They say they are now too scared to walk their youngsters to Bearsden Primary School.
The Parent Council at the school told the Herald they have been pressing East Dunbartonshire Council for the past three years to make the area at Thorn Road, Thorn Drive and Manse Road safe.
The Parent Council spoke out after a two-vehicle accident near the school on Monday, September 21.
Stuart Dickson, of the parent council, said: “The Parent Council has been trying to engage with the council for around three years relating to speeding on Thorn Road, Thorn Drive and Manse Road, as well as the design of Manse Road itself.
“They put in speed monitors on Thorn Drive which is in a ‘20s plenty’ zone and recorded speeds of up to 55mph.
“However, because the average speed recorded was 28mph and the legal limit is 30mph, they said there was no issue.”
He added: “It is a very dangerous road with blind corners, crests and high hedges, and children from three schools use it.
“We also had council officers out to look at issues of road safety around the school last November, especially the design of the Manse Road/Drymen Road junction and the kink on Manse Road where children cross.
“They agreed to do a series of improvements, however nothing has happened.
“We have had two fatal car crashes in Bearsden in the past year, and now this latest incident just 100 metres from the school gates.
“Parents keep telling the Parent Council they are scared to walk their kids to school. It feels like the council do not take road safety seriously.”

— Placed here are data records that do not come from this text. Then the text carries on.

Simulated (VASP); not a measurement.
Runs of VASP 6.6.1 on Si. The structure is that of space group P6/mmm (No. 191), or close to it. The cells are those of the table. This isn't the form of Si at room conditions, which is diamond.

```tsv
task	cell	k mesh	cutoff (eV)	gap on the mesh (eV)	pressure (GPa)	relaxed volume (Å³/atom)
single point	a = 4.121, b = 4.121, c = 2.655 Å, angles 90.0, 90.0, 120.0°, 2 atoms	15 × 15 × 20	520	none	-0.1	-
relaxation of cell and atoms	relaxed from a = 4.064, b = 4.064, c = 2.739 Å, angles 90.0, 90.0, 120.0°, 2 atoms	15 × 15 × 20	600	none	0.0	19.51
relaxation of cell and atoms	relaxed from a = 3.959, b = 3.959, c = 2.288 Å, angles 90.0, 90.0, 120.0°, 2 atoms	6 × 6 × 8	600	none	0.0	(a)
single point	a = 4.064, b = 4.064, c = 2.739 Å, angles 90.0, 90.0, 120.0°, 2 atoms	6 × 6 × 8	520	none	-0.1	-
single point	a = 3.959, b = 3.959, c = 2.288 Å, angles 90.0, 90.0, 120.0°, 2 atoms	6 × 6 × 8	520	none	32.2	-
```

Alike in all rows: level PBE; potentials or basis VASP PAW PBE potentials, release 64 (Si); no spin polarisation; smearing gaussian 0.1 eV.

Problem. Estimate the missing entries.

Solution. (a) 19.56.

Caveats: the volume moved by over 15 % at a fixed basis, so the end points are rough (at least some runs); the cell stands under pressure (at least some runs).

In response to the fears expressed by parents, Thomas Glen, Depute Chief Executive - Place, Neighbourhood & Corporate Assets, said: “The council takes concerns about road safety extremely seriously.
“Our officers engage with schools, children and parents on the importance of road safety and we have regular meetings with the police about any areas of concern.
“Following our meeting on site with the parent council late last year we agreed to carry out works and I can confirm that these are still planned.
“There are a number of factors that are taken into account to decide how traffic calming is prioritised.
“These include traffic volume, speed flow, accident history, road lay out including forward visibility, use by larger vehicles including buses, pedestrian activity and the presence of facilities that attract extra traffic such as schools, leisure centres, health centres, places of worship and public halls.
“While speeding is a matter for police enforcement, we would always encourage motorists to observe speed limits and drive with due care and attention.
“Anyone who witnesses incidents of careless or dangerous driving should contact Police Scotland.”
A woman (58) has been charged with alleged road traffic offences after the accident on Thorn Road last week.